Southern Baptist ethics specialist Richard Land said the president “laid out a clear and compelling case for dealing with Saddam Hussein and his growing arsenal of weapons of mass destruction sooner rather than later.”

Bush’s speech “echoed the concerns” he and others expressed in an Oct. 3 letter to the president, said Land, president of the Southern Baptist Ethics & Religious Liberty Commission.

“We believe that the cost of not dealing with this threat now will only succeed in greatly increasing the cost in human lives and suffering when an even more heavily armed and dangerous Saddam Hussein must be confronted at some date in the not too distant future,” Land and four other Christian leaders wrote. “We believe that every day of delay significantly increases the risk of far greater human suffering in the future than acting now would entail.”

Land and the others told Bush they believe his policies regarding Hussein’s regime meet the standards for a just war.

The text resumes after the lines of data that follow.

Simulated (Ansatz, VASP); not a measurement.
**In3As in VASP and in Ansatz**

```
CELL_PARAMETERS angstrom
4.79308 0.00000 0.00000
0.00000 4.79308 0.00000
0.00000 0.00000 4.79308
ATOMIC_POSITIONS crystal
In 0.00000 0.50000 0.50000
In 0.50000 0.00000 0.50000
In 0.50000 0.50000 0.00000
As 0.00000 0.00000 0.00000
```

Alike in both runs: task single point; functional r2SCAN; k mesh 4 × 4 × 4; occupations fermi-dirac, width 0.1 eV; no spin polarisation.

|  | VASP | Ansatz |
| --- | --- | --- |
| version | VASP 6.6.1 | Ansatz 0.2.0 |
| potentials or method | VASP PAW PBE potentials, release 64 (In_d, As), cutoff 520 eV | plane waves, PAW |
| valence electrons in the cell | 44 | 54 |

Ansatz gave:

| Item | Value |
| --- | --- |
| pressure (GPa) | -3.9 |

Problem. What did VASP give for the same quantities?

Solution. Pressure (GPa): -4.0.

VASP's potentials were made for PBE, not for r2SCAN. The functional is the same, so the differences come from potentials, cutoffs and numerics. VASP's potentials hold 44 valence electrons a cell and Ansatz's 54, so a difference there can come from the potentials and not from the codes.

The other signers of the letter were Bill Bright, chairman of Campus Crusade for Christ International; Chuck Colson, chairman of Prison Fellowship Ministries; D. James Kennedy, president of Coral Ridge Ministries, and Carl Herbster, president of the American Association of Christian Schools.

Bush’s 29-minute speech was televised live by some cable networks but not by two of the major broadcast ones, ABC and CBS.